Moreover, since petitioner employed piece-rate workers, it should have inquired from the secretary of labor about their prescribed specific wage rates. In any event, there being no such prescribed rates, petitioner, after consultation with its workers, should have submitted for the labor secretary’s approval time and motion studies as basis for the wage rates of its employees. This responsibility of the employer is clear under Section 8, Rule VII, Book III of the Omnibus Rules Implementing the Labor Code:
“Section 8. Payment by result. (a) On petition of any interested party, or upon its initiative, the Department of Labor shall use all available devices, including the use of time and motion studies and consultations with representatives of employers’ and workers’ organizations, to determine whether the employees in any industry or enterprise are being compensated in accordance with the minimum wage requirements of this Rule.
(b) The basis for the establishment of rates for piece, output or contract work shall be the performance of an ordinary worker of minimum skill or ability.
(c) An ordinary worker of minimum skill or ability is the average worker of the lowest producing group representing 50% of the total number of employees engaged in similar employment in a particular establishment, excluding learners, apprentices and handicapped workers employed therein.
(d) Where the output rates established by the employer do not conform with the standards prescribed herein, or with the rates prescribed by the Department of Labor in an appropriate order, the employees shall be entitled to the difference between the amount to which they are entitled to receive under such prescribed standards or rates and that actually paid them by employer.”

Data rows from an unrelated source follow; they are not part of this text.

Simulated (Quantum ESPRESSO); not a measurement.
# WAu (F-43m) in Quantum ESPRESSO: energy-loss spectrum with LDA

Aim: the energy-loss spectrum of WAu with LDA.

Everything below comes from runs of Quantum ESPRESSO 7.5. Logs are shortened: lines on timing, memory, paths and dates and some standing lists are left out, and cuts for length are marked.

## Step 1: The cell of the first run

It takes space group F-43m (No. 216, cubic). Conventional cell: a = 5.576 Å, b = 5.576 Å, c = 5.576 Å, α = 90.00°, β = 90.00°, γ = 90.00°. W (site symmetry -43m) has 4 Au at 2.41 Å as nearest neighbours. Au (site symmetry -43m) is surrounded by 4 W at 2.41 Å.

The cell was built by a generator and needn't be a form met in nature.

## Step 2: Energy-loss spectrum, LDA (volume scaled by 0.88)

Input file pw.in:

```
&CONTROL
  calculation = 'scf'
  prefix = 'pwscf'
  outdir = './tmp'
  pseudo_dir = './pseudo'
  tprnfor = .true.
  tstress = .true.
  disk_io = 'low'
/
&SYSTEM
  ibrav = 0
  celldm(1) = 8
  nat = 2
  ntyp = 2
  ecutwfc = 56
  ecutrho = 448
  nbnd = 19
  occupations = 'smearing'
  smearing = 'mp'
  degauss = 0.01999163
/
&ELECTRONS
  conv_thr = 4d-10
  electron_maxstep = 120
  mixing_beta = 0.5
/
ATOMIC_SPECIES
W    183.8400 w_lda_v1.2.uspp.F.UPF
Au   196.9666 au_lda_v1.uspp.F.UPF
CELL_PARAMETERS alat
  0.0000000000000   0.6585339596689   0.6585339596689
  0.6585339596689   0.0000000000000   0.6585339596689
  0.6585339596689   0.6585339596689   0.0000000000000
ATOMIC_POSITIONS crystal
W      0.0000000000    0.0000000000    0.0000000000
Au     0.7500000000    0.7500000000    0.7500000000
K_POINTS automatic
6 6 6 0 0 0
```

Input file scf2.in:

In the present case, petitioner as the employer unquestionably failed to discharge the foregoing responsibility. Petitioner did not submit to the secretary of labor a proposed wage rate -- based on time and motion studies and reached after consultation with the representatives from both workers’ and employers’ organization -- which would have applied to its piece-rate workers. Without those submissions, the labor arbiter had the duty to use the daily minimum wage rate for non-agricultural workers prevailing at the time of private respondent’s dismissal, as prescribed by the Regional Tripartite Wages and Productivity Boards. Put differently, petitioner did not take the initiative of proposing an appropriate wage rate for its piece-rate workers. In the absence of such wage rate, the labor arbiter cannot be faulted for applying the prescribed minimum wage rate in the computation of private respondent’s separation pay. In fact, it acted and ruled correctly and legally in the premises.
It is clear, therefore, that the applicable minimum wage for an eight-hour working day is the basis for the computation of the separation pay of piece-rate workers like private respondent. The computed daily wage should not be reduced on the basis of unsubstantiated claims that her daily working hours were less than eight. Aside from its bare assertion, petitioner presented no clear proof that private respondent’s regular working day was less than eight hours. Thus, the labor arbiter correctly used the full amount of
P118.00 per day in computing private respondent’s separation pay. We agree with the following computation:
“Considering therefore that complainant had been laid-off for more than six (6) months now, we strongly feel that it is already reasonable for the respondent to pay the complainant her separation pay of one month for every year of service, a fraction of six (6) months to be considered as one whole year. Separation pay should be computed based on her minimum salary as will be determined hereunder.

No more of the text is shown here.